DESCRIPTION AND EFFECT OF THE AMENDMENT

     The Board of Directors unanimously recommends a vote FOR the proposal to
amend the Articles of incorporation to provide that the corporation vests in the
board of directors the authority to prescribe the classes, series and the number
of each class or series of preferred stock. Such an amendment requires the
affirmative vote of a majority of the shares of common stock entitled to vote at
the special meeting.

PRINCIPAL REASONS FOR THE AMENDMENT

     The purpose of the amendment to our Articles of Incorporation is to further
the interests of our Corporation and our shareholders by clarifying and
explicitly vesting in our Board of Directors the authority to prescribe the
classes, series and the number of each class or series of preferred stock. This
amendment further describes in more detail the authority of our Board of
Directors. By using this authority, the Board of Directors acting alone and
without the need for shareholder approval, can respond quickly to such important
Corporate matters such as raising money through the sale of preferred stock.
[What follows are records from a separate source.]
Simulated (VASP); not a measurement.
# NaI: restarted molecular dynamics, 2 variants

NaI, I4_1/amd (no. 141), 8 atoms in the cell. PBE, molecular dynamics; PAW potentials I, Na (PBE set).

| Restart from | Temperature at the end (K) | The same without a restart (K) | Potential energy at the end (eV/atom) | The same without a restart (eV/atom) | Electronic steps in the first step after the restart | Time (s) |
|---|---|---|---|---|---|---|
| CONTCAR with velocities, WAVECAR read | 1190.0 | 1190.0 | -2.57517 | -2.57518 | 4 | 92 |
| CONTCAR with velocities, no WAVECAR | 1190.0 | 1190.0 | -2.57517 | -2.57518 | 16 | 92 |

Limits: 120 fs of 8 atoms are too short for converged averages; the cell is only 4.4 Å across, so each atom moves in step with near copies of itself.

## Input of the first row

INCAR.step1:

AMENDMENT TO ARTICLES OF INCORPORATION

     The new amendment will be to add the following to Article Four of our
Articles of Incorporation as a new paragraph two, labeled paragraph (b):



     "(b) Preferred Stock. The Corporation hereby vests in the Board of
          ---------------
     Directors, the authority to prescribe the classes, series and the number of
     each class or series of Preferred Stock, and the voting powers,
     designations, preferences, limitations, restrictions and relative rights of
     each class or series of Preferred Stock. The Preferred Stock may be divided
     into and issued in one or more series. The preferences, limitations, and
     relative rights of the Preferred Stock may vary between series in any and
     all respects, but shall not vary within a series. The Board of Directors
     may establish one or more series of unissued shares of the Preferred Stock
     and fix and determine the preferences, limitations, and relative rights of
     any series to the fullest extent set forth herein and permitted by law, as
     now or hereafter in force. The Board of Directors may increase or decrease
     the number of shares within each such series; provided, however, that the
     Board of Directors may not decrease the number of shares within a series
     below the number of shares within such series that is then issued and
     outstanding. The preferences, limitations, and relative rights of any
     Preferred Stock to be issued shall be fixed by the Board of Directors
     adopting a resolution or resolutions to such effect and filing a statement
     with respect thereto as required by law, as now or hereafter in force, with
     the Secretary of State of the State of our State of domicile."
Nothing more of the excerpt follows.